UNC not alone in search for a new leader
Six large public universities are searching for new presidents at the same time the University is conducting its chancellor search.
UNC is one of 13 public universities in the Association of American Universities that has lost its president in the past 18 months.
AAU spokesman Barry Toiv said these universities might be considering the same candidates.
“There are certain individuals in demand,” Toiv said. “But competition doesn’t always make it harder to find someone — it will always be a painstaking process.”
Wade Hargrove, chairman of the UNC Board of Trustees and of the University’s chancellor search committee, said competition from other universities could be a challenge.
“It certainly is an issue,” Hargrove said. “But to what extent, it’s difficult to calibrate right now.”
Jan Greenwood, president of the executive search firm Greenwood/Asher & Associates Inc., said competition is more likely to occur among similar universities.
The University has not yet chosen a search firm.
“AAU members could be competitors,” Greenwood said, “or if they are both flagship universities.”
Flagship universities such as the University of Wisconsin-Madison, the University of California, Berkeley and the University of Florida are searching for new presidents this year.
Greenwood, whose firm has helped 1,000 institutions in their searches, said U.S. News & World Report college rankings also are a factor in determining who is competitive.

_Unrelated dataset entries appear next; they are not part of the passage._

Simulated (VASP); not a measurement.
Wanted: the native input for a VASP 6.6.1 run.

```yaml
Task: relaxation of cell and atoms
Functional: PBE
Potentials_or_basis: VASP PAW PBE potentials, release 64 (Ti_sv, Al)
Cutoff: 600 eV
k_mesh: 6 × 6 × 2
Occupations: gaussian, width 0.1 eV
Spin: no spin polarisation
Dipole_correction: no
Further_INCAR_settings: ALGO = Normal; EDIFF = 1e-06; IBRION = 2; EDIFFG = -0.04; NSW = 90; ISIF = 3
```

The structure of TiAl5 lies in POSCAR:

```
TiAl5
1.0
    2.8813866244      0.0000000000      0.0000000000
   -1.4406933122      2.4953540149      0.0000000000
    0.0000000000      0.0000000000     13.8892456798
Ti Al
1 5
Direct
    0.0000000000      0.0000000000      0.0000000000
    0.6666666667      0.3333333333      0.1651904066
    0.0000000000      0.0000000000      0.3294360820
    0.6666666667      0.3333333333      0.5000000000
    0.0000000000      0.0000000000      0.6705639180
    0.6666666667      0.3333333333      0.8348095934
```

UNC is ranked by the publication as the 30th best college in the nation. UC Berkeley is ranked 21st and UW-Madison is 41st.
Hargrove said the search firm UNC hires will answer questions about competition for desirable candidates.
“The search firms will give us a sense of competition — they certainly are in a better position to know than I am,” he said.
Competition is not the only potential hurdle for universities. Candidates also consider the pressures that caused leaders to resign in the first place.
The University of Nevada, Reno struggled to attract a candidate due to cuts to higher education funding — not competition with other public universities, spokeswoman Jane Tors said.
“That was the challenge we had — are you recruiting a president with stable funding? Or more budget cuts?” Tors said. “Public universities are struggling with this.”
Toiv said the enormous pressures on university leaders have led to the recent unusual spike in resignations.
“There are financial pressures, caused in large part by reduction in state support for public universities,” he said. “There are political pressures by political leaders who are not committed to public higher education.”
The UNC system absorbed a state funding cut of $414 million, or 15.6 percent, in 2011-12, though the N.C. General Assembly restored about $24 million in adjustments to the system’s budget this summer.
The pressures of the search can be challenging, said Keith Sterling, spokesman for the University of Utah.
Utah dealt with competition from other public universities when it searched for a new president last year, he said.
“For highly desirable candidates, there’s always a risk that they’ll receive multiple offers,” he said.
Sterling said the university worked to distinguish itself from its competitors.
“It’s all about marketing yourself,” he said. “If we do a good job with branding, candidates may want to come here if there is an opening.”
Hargrove said UNC’s reputation will attract some of the nation’s best leaders to the job.
“The University’s record of achievement speaks for itself,” he said.